Before diving in, let’s answer the most important question:

What is TRASAGATE?

TRASAGATE is a zero trust service access platform developed by TechInnoHub. It stands out by bundling a wide array of access control features into a single, cohesive platform, enabling you to implement zero trust access control strategies within your infrastructure.

Key Features:

  • Layer 7 Protocol, User Identity, and Privilege-Aware Access Proxy: TRASAGATE operates at Layer 7, providing deep awareness of protocols, user identities, and privileges.
  • Enforcement of Security Policies: Apply security policies (time-based, file transfers, location, context, 2FA) to SSH, RDP, web, and database access.
  • Device Security Hygiene Enforcement: Ensure access policies are based on the security status of user devices.
  • Integrated Two-Factor Authentication: Protect SSH, RDP, and hardware console access with native two-factor authentication integration.

If you're familiar with using a bastion server for jump access or centralized access to internal infrastructure, think of TRASAGATE as a bastion server on steroids!

How is it Different from Existing Access Control Solutions?

To better understand how TRASAGATE and zero trust systems differ from traditional access control products, refer to the image below, which contrasts legacy vs. zero trust access control systems:

TRASAGATE vs Legacy Systems

TRASAGATE Access Proxy serves as a significant upgrade for your existing bastion or jump server. Whether you're using a Linux server configured as a jump server or a Microsoft Remote Desktop Gateway, TRASAGATE offers enhanced features and best practices that are enabled and configurable by default.
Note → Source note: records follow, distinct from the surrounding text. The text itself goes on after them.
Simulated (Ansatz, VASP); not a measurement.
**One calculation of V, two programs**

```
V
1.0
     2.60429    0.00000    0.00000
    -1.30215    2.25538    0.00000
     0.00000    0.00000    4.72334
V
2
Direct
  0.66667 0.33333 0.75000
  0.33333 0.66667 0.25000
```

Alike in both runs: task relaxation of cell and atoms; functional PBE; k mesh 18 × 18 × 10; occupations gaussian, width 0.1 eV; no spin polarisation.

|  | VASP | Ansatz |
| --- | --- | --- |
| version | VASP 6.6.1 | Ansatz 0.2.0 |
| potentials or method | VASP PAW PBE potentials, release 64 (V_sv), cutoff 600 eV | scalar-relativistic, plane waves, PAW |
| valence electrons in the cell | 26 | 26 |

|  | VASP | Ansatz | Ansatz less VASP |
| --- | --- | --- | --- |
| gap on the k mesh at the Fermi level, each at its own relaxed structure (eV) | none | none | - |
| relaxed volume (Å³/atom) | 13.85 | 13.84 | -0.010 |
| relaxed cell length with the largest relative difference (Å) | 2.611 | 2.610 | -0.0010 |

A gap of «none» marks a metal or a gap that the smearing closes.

Immediate Use Cases and Benefits

TRASAGATE Server as an Access Point (Bastion/Jump Server) for Your Internal Infrastructure

The Access Proxy is a reverse proxy that understands RDP, SSH, HTTP, and Database protocols, making forwarding decisions based on access policies.

TRASAGATE as Bastion for Internal Services

Adopting Best Practice Security for Remote Access (SSH, RDP, Web, Database)

  • Centralized Authorization: Streamline authorization for remote access.
  • Policy Enforcement: Apply and enforce security policies for remote access.
  • Two-Factor Authentication: Easily add two-factor authentication to secure remote access.
  • SSH Certificate Authentication: Implement SSH certificate-based authentication across all SSH access points.